Mercury gets 'Lucky' with film
Ford brand Mercury tried its luck by marketing the Mariner through short films on its Web site exploring the lives of 10 people.
Indie-flick style campaign for the Ford brand cuts through the marketing clutter.
By Eric Mayne / The Detroit News
If Ford Motor Co.'s Mercury brand were a movie, critics might suggest it's a little short on character development. To that, Mercury says, "Meet the Lucky Ones."
In a bid to reach a new generation of buyers who tune out blatant marketing pitches, Mercury created "Meet the Lucky Ones," a film about the intertwining and sometimes bizarre lives of 10 people.
The film debuted in five episodes last year on www.mercuryvehicles.com
. It was passed out last week in DVD format to people at the 2005 North American International Auto Show and will be shown Wednesday at the Sundance Film Festival.
With a droll tone reminiscent of HBO's "Six Feet Under," the film explores the lives and attitudes of four men, four women, a 12-year-old girl, a Scandanavian exchange student/house boy and a frog named Cucumber.
The Mercury Mariner small SUV makes cameo appearances, but there's no mention of the vehicle or the Mercury brand.
"That was by design," said Linda Perry-Lube, Mercury's eBusiness marketing manager.
The campaign's goal is to entertain first and sell second. "We wanted to be engaging," Perry-Lube said.
It isn't the first time film has been used to build buzz about a brand. In the early 1990s, Taster's Choice aired a lengthy series of TV spots that depicted the evolution of a romance -- one that began over a cup of coffee.
The characters' up and downs became water-cooler conversation and raised the company's profile. More recently, upscale car brands Jaguar and BMW have used high-concept films to build interest.
Mercury is hoping it reaches media savvy, independent consumers who don't respond to "getting hit in the face" with a sales pitch, Perry-Lube said.
Mercury needs to draw new and younger buyers to capitalize on a number of new models, including the Mariner, Monterey minivan and Montego full-size sedan.
A new midsize sedan, the Milan, and Mariner Hybrid will arrive this fall, followed by a Mercury version of the Ford Freestyle crossover vehicle.
"We're not bringing all these products in to sell the same number of units that we did before," said Darry Hazel, Lincoln Mercury president.
Mercury's U.S. sales fell to 194,000 vehicles last year from 202,000 in 2003.

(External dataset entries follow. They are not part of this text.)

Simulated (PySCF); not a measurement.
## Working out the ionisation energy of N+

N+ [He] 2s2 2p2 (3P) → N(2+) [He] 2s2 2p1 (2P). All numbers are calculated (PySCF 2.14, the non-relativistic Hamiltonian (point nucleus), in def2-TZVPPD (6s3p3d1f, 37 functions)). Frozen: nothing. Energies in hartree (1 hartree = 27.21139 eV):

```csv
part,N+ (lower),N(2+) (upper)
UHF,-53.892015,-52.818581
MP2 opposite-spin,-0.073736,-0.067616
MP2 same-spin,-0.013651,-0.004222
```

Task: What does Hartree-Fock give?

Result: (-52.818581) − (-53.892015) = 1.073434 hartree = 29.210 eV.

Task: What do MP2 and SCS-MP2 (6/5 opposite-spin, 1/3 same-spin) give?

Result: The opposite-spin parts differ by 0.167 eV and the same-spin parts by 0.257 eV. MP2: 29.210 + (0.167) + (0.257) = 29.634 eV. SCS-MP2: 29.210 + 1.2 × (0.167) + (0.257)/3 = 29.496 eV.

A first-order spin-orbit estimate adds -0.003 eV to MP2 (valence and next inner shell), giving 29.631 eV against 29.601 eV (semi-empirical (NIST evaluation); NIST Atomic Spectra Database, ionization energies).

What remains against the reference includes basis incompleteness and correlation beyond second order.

Nearly 500,000 visitors visited Mercury's Web site and clicked on the pages that feature episodes and character profiles. About 40 percent of those checked out information about the Mercury Mariner.
Of these visitors, 58 percent are female and 26 percent are between the ages of 21 and 34. The average Mercury customer is about 60.
But when Web surfers view "Meet the Lucky Ones" or examine the characters, the effect can be jarring. None of the characters have movie-star looks. Some, like Alan the Laundromat coin dispenser, and Mike, the banjo-playing dentist, border on creepy.
"It's the independent film sensibility," Perry-Lube said. "Short films must be edgier to have the desired impact."
Mercury and its ad agency, Wunderman Detroit, spared no expense in developing an avant-garde flavor. Ed Herbstman, the creative force behind HBP's "Da Ali G Show," was enlisted to write the script.
In naming it one 2004's best marketing campaigns, Adweek magazine said "Meet the Lucky Ones" has "the authentic quirkiness of an indie film without over-pushing product."
Matt Demmer, general manager of Jack Demmer Lincoln Mercury in Dearborn supports the idea.
"I like it, personally," Demmer said. "It's different and that's what's attractive."